The weekend brought more news of the utter unsuitability of David Weprin, the Democrat running for Rep. Anthony Weiner’s old seat: a decades-old court filing reveals allegations of bad parenting and “dirty politics.” Clearly this will have played some role in Weprin’s (likely) loss tomorrow. But it’s undeniable: a major problem for Weprin is that, despite being a pro-Israel Orthodox Jew running against a non-Jewish Republican in a heavily Jewish and Democratic district, he is being hurt, perhaps fatally, by President Obama’s unpopularity in the district, which is in parts of Brooklyn and Queens, in part due to Israel. A new poll yesterday confirmed one from last week that showed Bob Turner, the Republican, up six points. More specifically, 37 percent of voters said Israel was “very important” to their decision, and of these, 71 percent are supporting Turner; and meanwhile only 30 percent approve of Obama’s handling of Israel—and only 22 percent of Jews. Put these numbers together and a clear picture emerges: to those who care about Israel (and particularly to Jews who care about Israel), Obama is not pro-Israel.

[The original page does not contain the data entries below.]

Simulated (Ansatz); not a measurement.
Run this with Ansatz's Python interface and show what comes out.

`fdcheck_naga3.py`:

Which happens to be the exact message of an ad campaign launched last night with a spot on the Times Website’s homepage (it’s there as of press, on the right side, down a little) by the GOP Emergency Committee for Israel, directing viewers to this site. I’ve praised ECI’s strategy, which is to put its chips not on Turner’s victory but on using Turner and Weprin’s shared dislike of Obama’s Israel policy to take shots at the national incumbent, and this ad is very much in that tradition (you don’t put an ad on the Times Website to influence voters in Sheepshead Bay; you do it to prompt blog posts like this one). I’ve also written that Obama’s credibility problem on Israel is mainly his fault: his politics, in reaching out to Israelis and Jews in particular, have been poor. But that doesn’t excuse the ECI site’s troubling sophistry, which begins in its opening image, which casts the friendly picture between Obama and President Abbas as evidence of an unseemly relationship—belied, of course, by the picture I have posted, taken in the last days of President Bush’s presidency.
The ECI site makes a series of claims. Let’s examine them.
• “Obama tells Jews they can’t build in Jerusalem.” ECI leads with its best shot: the Obama administration did come into office demanding a settlement freeze that extended to East Jerusalem (not all of Jerusalem), and has repeatedly chastised Israel for announcing building there at inopportune moments. This was, however, in keeping with prior commitments on Israel’s part. And it’s not as though the administration brought out any sticks when Israel kept up the East Jerusalem building. ECI also claims that the whole contretemps about listing “Jerusalem, Israel” as a place of birth on U.S. passports is another blemish on the administration, failing to note that the Bush administration is the reason U.S. passports don’t do that in the first place.
• “Obama attacks Israel at the U.N.” The “attack’ cited came after the U.S. provided a crucial veto at the U.N. protecting Israel. Actions speak louder than words on this one.
• “Obama wants to divide Israel’s capital.” As I’ve written before, this isn’t true. The May speech calling for negotiations based on the 1967 borders explicitly excluded Jerusalem from that formulation. At worst, you could accuse Obama of kicking the Jerusalem issue down the road (which I would call wise). There is no actual evidence that he wants to divide Israel, and plenty that he doesn’t.
• “Obama questions Israel’s desire for peace.” He also questions the Palestinians’ desire for peace, and flat-out rejects Hamas. Now we are getting into the area of rhetorical disagreement, but it really is not difficult to look at Prime Minister Netanyahu’s government—the most right-wing in Israel’s history—and, well, question its desire for peace.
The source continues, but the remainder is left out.